Mobile money holds huge potential for Ghana

Mobile money started off in Ghana tottering on the brink of little hope it will gain popularity among the public. While the promoters, mainly the mobile telecom operators, touted its potential, especially drawing on Kenya’s huge success story with the service, critics maintained that the geo-economic and demographic differences between the two countries were poles apart for Kenya’s succes to be replicated in Ghana.

That notwithstanding, mobile money started with Airtel’s (then Zain) launch of Zap in February 2009 and later followed by MTN in the same year. As of 2012, the transaction value of Mobile money was GH¢171million.
Fast forward to today, not even the most avowed doomsday prophet will stand by his words - as there are now 21,721,814  number of wallet holders with GH¢11.6 billion value of transactions  carried out - the landscape has changed and the perceived bleak future of mobile money has given way to a bright and prospective story of hope, unspeakable success and more room for improvement.

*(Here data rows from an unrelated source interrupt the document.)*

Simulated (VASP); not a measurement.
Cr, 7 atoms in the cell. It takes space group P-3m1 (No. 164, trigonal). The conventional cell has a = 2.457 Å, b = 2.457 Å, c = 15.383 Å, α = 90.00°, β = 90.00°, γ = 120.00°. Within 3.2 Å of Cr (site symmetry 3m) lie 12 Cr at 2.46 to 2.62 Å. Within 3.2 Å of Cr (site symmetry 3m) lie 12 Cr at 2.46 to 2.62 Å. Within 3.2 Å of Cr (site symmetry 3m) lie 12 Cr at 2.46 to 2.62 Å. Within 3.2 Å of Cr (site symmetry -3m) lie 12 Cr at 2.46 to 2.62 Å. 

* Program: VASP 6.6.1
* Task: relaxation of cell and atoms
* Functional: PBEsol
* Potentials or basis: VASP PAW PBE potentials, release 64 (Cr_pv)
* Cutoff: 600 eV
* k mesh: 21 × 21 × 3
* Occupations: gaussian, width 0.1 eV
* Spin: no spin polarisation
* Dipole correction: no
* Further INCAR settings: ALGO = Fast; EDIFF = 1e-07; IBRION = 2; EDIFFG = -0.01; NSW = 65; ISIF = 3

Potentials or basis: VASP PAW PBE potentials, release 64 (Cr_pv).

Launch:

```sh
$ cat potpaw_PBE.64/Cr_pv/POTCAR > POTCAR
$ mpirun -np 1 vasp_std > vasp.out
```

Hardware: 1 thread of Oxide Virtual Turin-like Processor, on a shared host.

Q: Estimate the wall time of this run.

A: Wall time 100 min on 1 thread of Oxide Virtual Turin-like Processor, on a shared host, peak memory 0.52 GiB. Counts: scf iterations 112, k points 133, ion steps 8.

Mobile money gather momentum
Patronage of mobile money continues to gain momentum, as the value of transactions for the third year running saw an astronomical jump, from GH¢2.4 billion as of 2013 to about GH¢11.6 billion in 2014, according to the Bank of Ghana (BoG). This means the number of transactions has almost quadrupled since 2012; from 30 million to about 106.4 million in 2014.
Registered mobile money customers have also increased from 3,303,837 in 2013 to 5,424,650 in 2014, representing a 64- per cent increase, while the total number of subscribers also increased from 20,346,016 in 2013 to 21,721,814 in 2014.
The Head, Research and Communications at the Ghana Telecoms Chamber, Mr Derek B. Laryea, said mobile money holds huge potential for the country, especially should the current trend continue. 

The service, he said, had already proven to be viable and sustainable, as awareness had increased and additional payment options now being developed by the day.

Growth in the service is expected to contribute to economic growth because it offered convenience and consumer protection, while lowering the risks inherent in the informal economy and widespread use of cash.
Mr Laryea, speaking in an interview with the GRAPHIC BUSINESS, said mobile money would also act as a catalyst for formalising the economy and enable the government to have a broader view of transactions.

Mobile money not replacing banking
Although the mobile money revolution has been a little litargic in Ghana compared to Kenya, the former’s approach was to make the mobile operators carry their transactions on banking platforms (within the banking sector). In the case of Kenya, the telecom companies had the liberty to create wallets on their platforms and only partner with banks by choice.
It is only recently that the BoG issued new user guidelines which give the mobile money outfits of the various telecom companies some autonomy from their banking partners.

Under the new guidelines, the mobile money operators would be required to go for new licences that would make them independent financial institutions rather than just departments of the respective telcos.
The mobile money licences which were issued to banks to partner with the telecom companies will now be issued directly to the mobile money operators, and they will use the banks only as deposit agencies.
The mobile money brands will become separate financial institutions registered under different names but still owned by the respective telecom companies.

A banking consultant, Nana Otuo Acheampong, also in an a separate interview, said mobile money was filling the gaps in the banking sector but not replacing banking.

“It will be economically suicidal for any bank to open a branch in a community of about 500 people whose major source of income is farming. Mobile money has, therefore, come to provide people in such communities a platform to send and receive money,” he stated.

He believed this was why people living in especially the rural areas had embraced the transfer of money through mobile networks since it was introduced in 2009.

He said mobile money had helped people living in urban areas to transfer funds to friends and families with ease within and outside their communities.

Mr Laryea, commenting on this, said mobile money was complementing banking and not competing with banking.
“Banks will continue to be banks while telcos will play their role as telecom companies. Thanks to the rigorous supervision of the regulator and the new Electronic Money Issuers (EMI) and Agent Guidelines, both sectors can play their respective roles and complement each other”, he stated.

Mr Laryea said banks, however, still had a major role to play while the mobile money industry also had its role in the Ghanaian economy.

He believed there was enough room for both to co-exist as banks generally relied on traditional ‘brick & mortar’ infrastructure which creates a struggle to serve low-income customers profitably, particularly in rural areas.
“Mobile money can be seen as a cheaper option of expanding traditional banking to the unbanked using devices that are already in the hands of consumers”, he stated.